To help ensure good performance, fuel economy and emissions, the Car Care Council also recommends that motorists take the time necessary to become familiar with their vehicle from every aspect. Study the owner’s manual to become thoroughly acquainted with the operation of all systems. Pay special attention to the indicator lights and instruments.
Mechanical failure—an inconvenience anytime it occurs–can be deadly in the winter. Preventive maintenance is a must.
- Engine Performance – Get engine drivability problems (hard starts, rough idling, stalling, diminished power, etc.) corrected at a ASE repair shop. Cold weather makes existing problems worse. Replace dirty filters-air, fuel, etc.
- Oil – Change your oil and oil filter as specified in your manual.
- Cooling Systems – The cooling system should be completely flushed and refilled about every 24 months.
- Windshield Wipers – Replace old blades.
- Heater/Defroster – The heater and defroster must be in good working condition for passenger comfort and driver visibility. Newer models have a cabin air filter that should be replaced periodically. Check your owner’s manual for the location and replacement interval.
- Battery – The only accurate way to detect a weak battery is with professional equipment. Routine care: Scrape away corrosion from posts and cable connections; clean all surfaces; re-tighten all connections. If battery caps are removable, check fluid level monthly. Avoid contact with corrosive deposits and battery acid. Wear eye protection and rubber gloves.

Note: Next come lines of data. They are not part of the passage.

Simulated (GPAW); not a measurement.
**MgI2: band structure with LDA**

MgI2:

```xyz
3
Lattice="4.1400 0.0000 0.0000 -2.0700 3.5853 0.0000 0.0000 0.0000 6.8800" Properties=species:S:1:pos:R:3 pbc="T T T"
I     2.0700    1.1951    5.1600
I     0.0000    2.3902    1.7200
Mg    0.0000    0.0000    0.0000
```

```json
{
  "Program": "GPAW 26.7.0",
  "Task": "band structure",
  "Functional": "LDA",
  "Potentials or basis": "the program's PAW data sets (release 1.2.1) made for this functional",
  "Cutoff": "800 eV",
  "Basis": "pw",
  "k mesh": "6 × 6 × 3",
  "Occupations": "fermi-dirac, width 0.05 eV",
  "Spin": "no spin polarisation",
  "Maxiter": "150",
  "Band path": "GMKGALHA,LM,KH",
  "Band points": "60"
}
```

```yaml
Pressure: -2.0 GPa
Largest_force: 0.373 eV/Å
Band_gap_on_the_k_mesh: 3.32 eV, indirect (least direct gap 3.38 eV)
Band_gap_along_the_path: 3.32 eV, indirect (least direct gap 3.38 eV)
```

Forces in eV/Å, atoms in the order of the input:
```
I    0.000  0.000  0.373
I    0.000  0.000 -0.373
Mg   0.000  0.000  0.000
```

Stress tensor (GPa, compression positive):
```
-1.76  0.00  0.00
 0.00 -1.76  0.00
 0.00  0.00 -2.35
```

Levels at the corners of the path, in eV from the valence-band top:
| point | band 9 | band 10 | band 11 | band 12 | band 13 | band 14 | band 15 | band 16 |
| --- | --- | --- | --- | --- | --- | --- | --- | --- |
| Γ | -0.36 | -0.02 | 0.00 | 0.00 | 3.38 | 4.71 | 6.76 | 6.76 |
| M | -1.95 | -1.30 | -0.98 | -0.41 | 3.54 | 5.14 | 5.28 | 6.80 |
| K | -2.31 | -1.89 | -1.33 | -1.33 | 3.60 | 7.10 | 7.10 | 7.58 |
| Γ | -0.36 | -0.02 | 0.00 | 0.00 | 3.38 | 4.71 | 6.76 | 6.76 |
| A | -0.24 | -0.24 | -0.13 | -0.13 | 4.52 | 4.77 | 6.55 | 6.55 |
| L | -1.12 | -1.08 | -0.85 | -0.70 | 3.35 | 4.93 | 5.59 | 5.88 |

- Lights – Inspect all lights and bulbs; replace burned out bulbs; periodically clean road grime from all lenses. To prevent scratching, never use a dry rag.
- Exhaust System – Your vehicle should be placed on a lift and the exhaust system examined for leaks. The trunk and floor boards should be inspected for small holes. Exhaust fumes can be deadly.
- Tires – Worn tires will be of little use in winter weather. Examine tires for remaining tread life, uneven wearing, and cupping; check the sidewalls for cuts and nicks. Check tire pressures once a month. Check the tires when they are cold, before driving for any distance. Rotate as recommended. Don’t forget your spare, and be sure the jack is in good condition.
- Carry emergency gear: gloves, boots, blankets, flares, a small shovel, sand or kitty litter, tire chains, and a flash light. Put a few “high-energy” snacks in your glove box.
Summer’s heat, dust, and stop-and-go traffic, will take their toll on your vehicle.
- Air Conditioning – A marginally operating system will fail in hot weather. Have the system examined by a qualified technician. Newer models have cabin air filters that clean the air entering the heating and air conditioning system. Check your owner’s manual replacement interval.
- Cooling System – The greatest cause of summer breakdowns is overheating. The cooling system should be completely flushed and refilled about every 24 months.
- Oil – Change your oil and oil filter as specified in your manual.
- Engine Performance – Replace filters (air, fuel, PCV, cabin etc.) as recommended-more often in dusty conditions.
- Windshield Wipers-Replace worn blades.
- Lights – Inspect all lights.
- Tires – Have your tires rotated about every 5,000 miles. Check tire pressures once a month; check them while they’re cold before driving for any distance. Don’t forget to check you’re spare as well and be sure the jack is in good condition.
- Brakes – Brakes should be inspected as recommended in your manual, or sooner if you notice pulsations, grabbing, noises, or longer stopping distance. Minor brake problems should be corrected promptly.
- Battery – Batteries can fail any time of year. The only accurate way to detect a weak battery is with professional equipment.
- Emergencies – Carry some basic tools-ask a technician for suggestions. Also include a first aid kit, flares, and a flashlight.
Car care is definitely a win-win situation. A properly maintained and operated vehicle will run more efficiently, will be safer, and will last longer-up to 50% longer, according to a survey of ASE-certified Master Auto Technicians. The following tips should put you on the road to conscious car care.
- Keep your engine tuned. Follow the service schedules listed in your owner’s manual. Replace filters and fluids as recommended.
- Check your tires for proper inflation.
- Keep your air conditioner in top condition and have it serviced only by an ASE certified technician, competent to handle/recycle refrigerants.
- Observe speed limits.
- Drive gently.
- Avoid excessive idling. Shut off the engine while waiting for friends and family.